TIME : 2016/2/19 18:00:59
Dublin rightly prides itself on being a modern European city, but its colourful history is central to its appeal. There was a settlement here even before the Vikings settled by the River Liffey a thousand years ago, and the city really came into its own a century ago when events here were the catalyst for Irish independence.  This tour of historical highlights – all within striking distance of the centre – will enrich anyone’s appreciation of Dublin.

Tracing shrapnel at the GPO

The GPO still bears shrapnel scars from 1916. Image by David Soanes / Moment/ Getty

An informative stroll of discovery might begin at the General Post Office (GPO), on the main thoroughfare, O’Connell Street. It's hard to resist the temptation to trace a finger across the shrapnel holes that still pockmark its impressive facade. This unlikely site has been a focal point of countless commemorations since it was chosen as the headquarters for the 1916 Easter Rising, regarded as the beginning of the end for British rule in Ireland.

Kilmainham Gaol

Kilmainham Gaol. Image by Laura Bittner / CC BY 2.0

You can follow in the final footsteps of many of the rebellion’s leaders with a trip to Kilmainham Gaol, where they were executed for their temerity. The disused prison, which you might recognise if you happen to be a movie buff – the original Italian Job and The Wind that Shakes the Barley filmed here – has been a microcosm of the darker side of Ireland’s history since it was built in 1796.

 Glasnevin Cemetery & the Gravediggers

Glasnevin Cemetery. Image by William Murphy / CC BY-SA 2.0

The remains of two of the Easter Rising's key figures, Éamon de Valera and Sir Roger Casement, can be found in Glasnevin Cemetery, the final resting place for more than 1.5 million people including most other Irish VIPs of the last few hundred years. In Dublin, it is often difficult to know where the past ends and the present begins. Witness the grave of Michael Collins, the handsome revolutionary leader who was killed in 1922, but whose tomb is often covered with flowers, St Valentine’s Day cards and love letters from smitten admirers. The cemetery sits in the northern suburbs, but that doesn't stop local wits describing it as 'the dead centre of Dublin'.

After a stroll around the many elegant headstones and a visit to the excellent museum, venture into John Kavanagh’s bar, also known as ‘the Gravediggers’. The secret hatch where the cemetery’s labourers once queued for refreshments to ease a hard day’s work is now sealed but an otherworldly feel remains.
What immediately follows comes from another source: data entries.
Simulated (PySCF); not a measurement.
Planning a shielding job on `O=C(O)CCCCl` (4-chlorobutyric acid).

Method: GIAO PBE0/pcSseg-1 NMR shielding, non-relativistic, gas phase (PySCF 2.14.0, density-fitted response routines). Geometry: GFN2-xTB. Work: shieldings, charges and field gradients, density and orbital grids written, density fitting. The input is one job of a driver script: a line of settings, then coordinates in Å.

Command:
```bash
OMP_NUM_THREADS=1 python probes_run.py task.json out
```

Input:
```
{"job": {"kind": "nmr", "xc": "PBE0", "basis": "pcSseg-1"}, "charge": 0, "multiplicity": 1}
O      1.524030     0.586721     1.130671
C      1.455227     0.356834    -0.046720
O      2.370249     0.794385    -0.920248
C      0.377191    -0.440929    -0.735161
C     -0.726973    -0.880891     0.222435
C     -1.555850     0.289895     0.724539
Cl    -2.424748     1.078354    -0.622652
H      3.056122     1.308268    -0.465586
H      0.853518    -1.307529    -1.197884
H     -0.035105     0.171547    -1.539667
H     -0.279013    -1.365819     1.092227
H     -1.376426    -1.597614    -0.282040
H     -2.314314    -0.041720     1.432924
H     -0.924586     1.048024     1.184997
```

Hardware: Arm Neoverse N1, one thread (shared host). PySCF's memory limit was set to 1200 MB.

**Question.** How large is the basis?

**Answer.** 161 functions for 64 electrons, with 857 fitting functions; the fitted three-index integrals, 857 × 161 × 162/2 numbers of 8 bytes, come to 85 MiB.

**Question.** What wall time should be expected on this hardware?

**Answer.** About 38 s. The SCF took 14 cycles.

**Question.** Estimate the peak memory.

Croke Park & Bloody Sunday

Kilkenny and Tipperary contest the replay of the 2014 All-Ireland Hurling Final at Croke Park. Image by Florian Christoph / CC BY 2.0

Also north of the centre, Croke Park is the iconic national stadium of Gaelic sports and, by extension, Irish nationalism. The stadium itself was the site of a massacre in 1920, known as Bloody Sunday (crokepark.ie). The museum is impressive, while the views over the city on a tour above the main stand are an undoubted highlight.

The birthplace of Dracula

Dublin’s history is not confined to the political. If you are lucky enough to be visiting Dublin in late October and have any interest in the macabre, the Bram Stoker Festival (bramstokerfestival.com) should not be missed, with day and evening events to celebrate the gothic author. Although he lived much of his life in England, the creator of Dracula was born and bred in the city.

If you can’t make the festival, you can still visit the crypt below the church of St Michan’s, which is said to have inspired the author’s dark masterpiece. He was regularly taken here as a child because his mother’s family burial plot lies in the church grounds. In the vaults, under thick layers of dust, you will find well-preserved mummified remains, including those of a 12th century crusader.

Take a tour

The Samuel Beckett Bridge across the Liffey – a modern feature in a historic city. Image by Miguel Mendez / CC BY 2.0

Dublin’s rich historical diversity is covered on numerous tours. These include a Ghost Bus tour that seems so much more atmospheric on dark nights, an excellent 1916 rebellion walking tour and the Dublin Literary Pub Crawl. This hardy staple combines a mixture of history, satire and the depictions of the city through the eyes of some of its world-famous wordsmiths.

Dublin’s pubs

The Cobblestone has craft beer and live music. Image by Douglas Dalby / Lonely Planet

Leopold Bloom, the main character in James Joyce’s Ulysses, once mused that it would be a good puzzle to cross Dublin without passing a pub. The obvious answer is: why would you bother?

In many ways, Dublin pubs link the past with the present. Step behind the brass handles and frosted windows into a world where locals socialise in much the same way as their ancestors did centuries before them. In the best of them, you will hear laughter, the buzz of conversation and, if you’re lucky and you know where to go, traditional music and song.

Near St Michan’s in the Smithfield area stands The Cobblestone, where the corner benches are reserved for musicians. The pub is also notable for its array of craft beers: Guinness may still be rightly synonymous with Dublin but a growing number of boutique breweries around the country are increasingly making their mark.

The popularity of Irish whiskey is also soaring across the globe. The Teeling Distillery (teelingwhiskey.com), the only working distillery in the capital, opened its doors in 2015 and offers tours and tastings.

Traditional food

Irish stew: tasty, but just the beginning… Image by jeffreyw / CC BY 2.0

Few visitors to the city will manage to visit Dublin without at least passing through the cobbled streets of Temple Bar, the city’s tourist hub. Dublin is now a multicultural city and there's a wide choice of ethnic restaurants, but traditional cuisine isn’t all boiled bacon and cabbage. For an authentic and tasty tryst with Irish food, Gallagher’s Boxty House (boxtyhouse.ie) offers dishes including a trio of lamb and turf-smoked salmon. If it’s a dry evening, venture up to Leo Burdock’s famed fish and chip shop, grab a bench overlooking Christchurch Cathedral and experience both a little bit of heaven wrapped in paper and a deeper appreciation of the wonderful city in which you find yourself.